In the Age of Love and Chocolate

Gabrielle Zevin wraps up her Birthright trilogy with IN THE AGE OF LOVE AND CHOCOLATE, which shows our heroine in a new and welcome light.

Gabrielle Zevin's Birthright trilogy, set in a near-future New York City in which chocolate and caffeine are contraband, has at its center the fascinating, complicated character of Anya Balanchine. Utilizing several of the conventions of Victorian fiction (including a first-person narrative voice that sometimes verges on the formal or prudish), Zevin juxtaposes this old-fashioned storytelling with her familiar yet futuristic setting.

"The second half of IN THE AGE OF LOVE AND CHOCOLATE, then, shows readers a very different side of Anya: vulnerable, lonely and confused, perhaps on the verge of acknowledging a perspective that has, until now, eluded her."
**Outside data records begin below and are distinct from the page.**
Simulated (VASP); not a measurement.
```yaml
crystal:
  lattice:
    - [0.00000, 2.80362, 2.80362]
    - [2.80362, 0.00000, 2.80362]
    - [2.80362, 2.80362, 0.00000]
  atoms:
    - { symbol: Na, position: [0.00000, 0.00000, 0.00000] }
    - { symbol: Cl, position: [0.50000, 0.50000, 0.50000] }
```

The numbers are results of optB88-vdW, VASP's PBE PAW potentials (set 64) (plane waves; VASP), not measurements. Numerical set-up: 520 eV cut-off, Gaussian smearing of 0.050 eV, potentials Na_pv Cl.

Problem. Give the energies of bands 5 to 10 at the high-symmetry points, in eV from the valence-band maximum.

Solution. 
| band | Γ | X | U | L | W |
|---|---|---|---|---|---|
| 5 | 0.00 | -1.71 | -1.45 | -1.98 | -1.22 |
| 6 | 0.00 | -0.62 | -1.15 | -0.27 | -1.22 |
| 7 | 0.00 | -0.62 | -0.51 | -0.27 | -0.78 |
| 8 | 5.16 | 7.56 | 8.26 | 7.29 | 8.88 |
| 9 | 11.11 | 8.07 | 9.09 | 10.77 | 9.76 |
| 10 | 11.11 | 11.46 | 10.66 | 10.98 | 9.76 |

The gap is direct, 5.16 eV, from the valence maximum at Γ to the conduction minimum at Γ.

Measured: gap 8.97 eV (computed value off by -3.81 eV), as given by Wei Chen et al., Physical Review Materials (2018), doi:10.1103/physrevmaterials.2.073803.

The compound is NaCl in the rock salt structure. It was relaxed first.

In the first two volumes of the trilogy, Zevin focused primarily on Anya's struggles to determine whether and how to allow her background (as the daughter and heir apparent of a major chocolate mafia family) to dictate the choices she makes and the future she hopes to create for herself. For the most part, these choices and challenges focus on Anya's career aspirations and ambitions, as she has struggled to figure out whether to surrender to her criminal background or to find a new way to distinguish herself.

The first half of IN THE AGE OF LOVE AND CHOCOLATE continues this exploration, as Anya appears to have come up with a compromise she can live with. In a surprising partnership with her former nemesis Charles Delacroix, she's on the verge of opening a new nightclub called the Dark Room, a place where, thanks to a legal loophole, New Yorkers can enjoy cacao legally and safely. Soon the Dark Room is succeeding beyond Anya's wildest dreams and is poised for national and even international expansion, and even the members of her mafia family are asking her for legitimate jobs --- it would appear that Anya has found the winning combination she's been seeking.

But Anya is still lonely --- her longtime love, Win Delacroix (Charles's son), doesn't want to play second fiddle to Anya's ambitions, and her little sister Natty is pushing her away, too. Anya has companionship, to be sure, but not love --- and she continues to be haunted by enemies and threats on all sides. What does Anya's success matter if she is destined to live her life alone?

The second half of IN THE AGE OF LOVE AND CHOCOLATE, then, shows readers a very different side of Anya: vulnerable, lonely and confused, perhaps on the verge of acknowledging a perspective that has, until now, eluded her. As the novel's title suggests, this conclusion is also a romantic one, a direction that will appeal to many readers while potentially turning off readers to whom the political and strategic components of Anya's story have been the most engaging.

As Zevin reflects in her author's note, however, the Birthright trilogy has always been primarily character-driven, and this new dimension to Anya's character can be read as the next step in her evolution, in her ongoing recovery from the horrible things that she's done and that have been done to her. "How do you get over your past and your mistakes?" Zevin asks. "How do you find light when so much in the world seems dark and sweetness when so much seems bitter?" These are questions that will stay with readers as they reflect not only on Anya's journey but also on their own lives and beliefs.